You are viewing a plain text version of this content. The canonical link for it is here.
Posted to dev@mahout.apache.org by Divya <di...@k2associates.com.sg> on 2010/10/26 08:10:49 UTC
generate document-document similarity matrix
Hi,
I am new mahout user and using Mahout 0.4 with eclipse.

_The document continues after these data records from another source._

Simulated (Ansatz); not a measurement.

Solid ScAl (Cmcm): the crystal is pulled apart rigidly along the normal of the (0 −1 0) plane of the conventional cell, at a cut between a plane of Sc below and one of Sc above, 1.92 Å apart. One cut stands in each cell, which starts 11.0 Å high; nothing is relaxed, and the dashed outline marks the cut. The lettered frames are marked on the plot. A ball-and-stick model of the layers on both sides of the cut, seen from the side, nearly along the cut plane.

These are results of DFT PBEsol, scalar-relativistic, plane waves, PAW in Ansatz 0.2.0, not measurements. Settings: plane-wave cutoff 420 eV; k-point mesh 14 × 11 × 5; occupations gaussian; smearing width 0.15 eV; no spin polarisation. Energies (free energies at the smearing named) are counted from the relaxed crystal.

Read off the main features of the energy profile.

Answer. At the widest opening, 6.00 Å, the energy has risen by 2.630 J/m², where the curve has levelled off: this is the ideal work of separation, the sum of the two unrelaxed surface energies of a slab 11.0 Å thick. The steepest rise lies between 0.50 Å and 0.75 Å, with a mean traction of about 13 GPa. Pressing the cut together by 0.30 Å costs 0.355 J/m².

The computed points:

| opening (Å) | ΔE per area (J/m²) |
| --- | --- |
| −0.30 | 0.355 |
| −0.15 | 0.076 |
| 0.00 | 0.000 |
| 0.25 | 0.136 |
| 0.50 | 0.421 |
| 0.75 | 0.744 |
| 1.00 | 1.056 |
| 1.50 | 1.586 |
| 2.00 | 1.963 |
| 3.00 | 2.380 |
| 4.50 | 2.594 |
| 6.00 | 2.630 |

I need to generate document similarity matrix from the vector file which I
have already created using SparseVectorsFromSequenceFiles
Now I need to generate the document similarity matrix.
Which gave me
Directory structure
-> df-count
-> tfidf-vectors
-> tf-vectors
-> tokenized-documents
-> wordcount
-> .dictionary.file-0.crc
-> .frequency.file-0.crc
-> dictionary.file-0
-> frequency.file-0
I am confused now which one to use
Which utility of mahout computes document document similairity matrix.
Can any one help me.
Regards,
Divya
RE: generate document-document similarity matrix
Posted by Divya <di...@k2associates.com.sg>.
Right now I have only few documents..
Just wanna know what kind of similarity it generates.
As I have no idea on what basis it generates similarity..
-----Original Message-----
From: Sebastian Schelter [mailto:ssc@apache.org]
Sent: Tuesday, October 26, 2010 2:37 PM
To: dev@mahout.apache.org
Subject: Re: generate document-document similarity matrix
Hi,
how many documents do you have and what kind of similarity do you wanna use?
--sebastian
On 26.10.2010 08:10, Divya wrote:
> Hi,
>
> I am new mahout user and using Mahout 0.4 with eclipse.
>
> I need to generate document similarity matrix from the vector file which I
> have already created using SparseVectorsFromSequenceFiles
>
> Now I need to generate the document similarity matrix.
>
> Which gave me
>
> Directory structure
>
> -> df-count
>
> -> tfidf-vectors
>
> -> tf-vectors
>
> -> tokenized-documents
>
> -> wordcount
>
> -> .dictionary.file-0.crc
>
> -> .frequency.file-0.crc
>
> -> dictionary.file-0
>
> -> frequency.file-0
>
>
>
> I am confused now which one to use
>
> Which utility of mahout computes document document similairity matrix.
>
>
>
> Can any one help me.
>
>
>
>
>
> Regards,
>
> Divya
>
>
>
Re: generate document-document similarity matrix
Posted by Sebastian Schelter <ss...@apache.org>.
Hi,
how many documents do you have and what kind of similarity do you wanna use?
--sebastian
On 26.10.2010 08:10, Divya wrote:
> Hi,
>
> I am new mahout user and using Mahout 0.4 with eclipse.
>
> I need to generate document similarity matrix from the vector file which I
> have already created using SparseVectorsFromSequenceFiles
>
> Now I need to generate the document similarity matrix.
>
> Which gave me
>
> Directory structure
>
> -> df-count
>
> -> tfidf-vectors
>
> -> tf-vectors
>
> -> tokenized-documents
>
> -> wordcount
>
> -> .dictionary.file-0.crc
>
> -> .frequency.file-0.crc
>
> -> dictionary.file-0
>
> -> frequency.file-0
>
>
>
> I am confused now which one to use
>
> Which utility of mahout computes document document similairity matrix.
>
>
>
> Can any one help me.
>
>
>
>
>
> Regards,
>
> Divya
>
>
>